Update to FFMpeg 4.2
Cloud Transcode (CT) is your own distributed transcoding stack. With it you can transcode media files in a distributed way, at scale.
The goal of this project is to create an open source, scalable and cheap distributed transcoding platform where users have complete control over performance and cost.
We started with video transcoding as it is the most costly, but the goal is to transcode any type media files (audio, documents and images). We use FFMpeg for video transcoding. CT also image transcoding using ImageMagic.
Today's commercial solutions for video transcoding are very expensive for large volumes. With this solution you can transcode large quantity of files at the pace you want, thus controling your cost.
With Cloud Transcode, you control: scale, speed and cost. You can run everything locally if you want, no Cloud instance required. Or you can deploy on AWS EC2, Beanstalk or Docker containers.
Your workers only need an Internet connection to use the required Amazon services: SFN (AWS Step Functions) and S3. It means that you can have a local, hybrid or full cloud setup. It's up to you.
List of actions this stack allow you to do very quickly and at scale.

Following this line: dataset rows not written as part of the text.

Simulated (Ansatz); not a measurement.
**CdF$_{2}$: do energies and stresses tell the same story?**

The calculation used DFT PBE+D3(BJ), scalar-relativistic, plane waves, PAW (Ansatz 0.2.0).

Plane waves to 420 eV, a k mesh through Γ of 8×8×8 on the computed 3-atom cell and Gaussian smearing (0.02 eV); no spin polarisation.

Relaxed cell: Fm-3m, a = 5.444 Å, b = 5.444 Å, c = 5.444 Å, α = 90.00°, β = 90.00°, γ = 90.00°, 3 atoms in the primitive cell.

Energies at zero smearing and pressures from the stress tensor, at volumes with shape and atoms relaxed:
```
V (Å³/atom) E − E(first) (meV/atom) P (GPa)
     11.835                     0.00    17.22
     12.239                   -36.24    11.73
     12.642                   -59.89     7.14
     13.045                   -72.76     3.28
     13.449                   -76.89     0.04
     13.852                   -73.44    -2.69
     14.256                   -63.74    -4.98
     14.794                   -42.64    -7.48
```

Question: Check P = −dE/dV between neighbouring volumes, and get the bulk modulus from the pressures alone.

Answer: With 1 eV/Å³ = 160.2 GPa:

- Custom FFMpeg command: Run and distribute your own
ffmpeg
commands - Image to Image transcoding: Run and sitribute your own ImageMagic
convert
commands - Validate/Probe Asset: Run
ffprobe
to get themime type
of an asset - Transcode from HTTP: Pull files from HTTP/S and transcode them on the fly at scale. Result files are put into AWS S3.
- Video to Video transcoding: JSON input: One video IN, many videos OUT. Any formats and codecs supported by your ffmpeg.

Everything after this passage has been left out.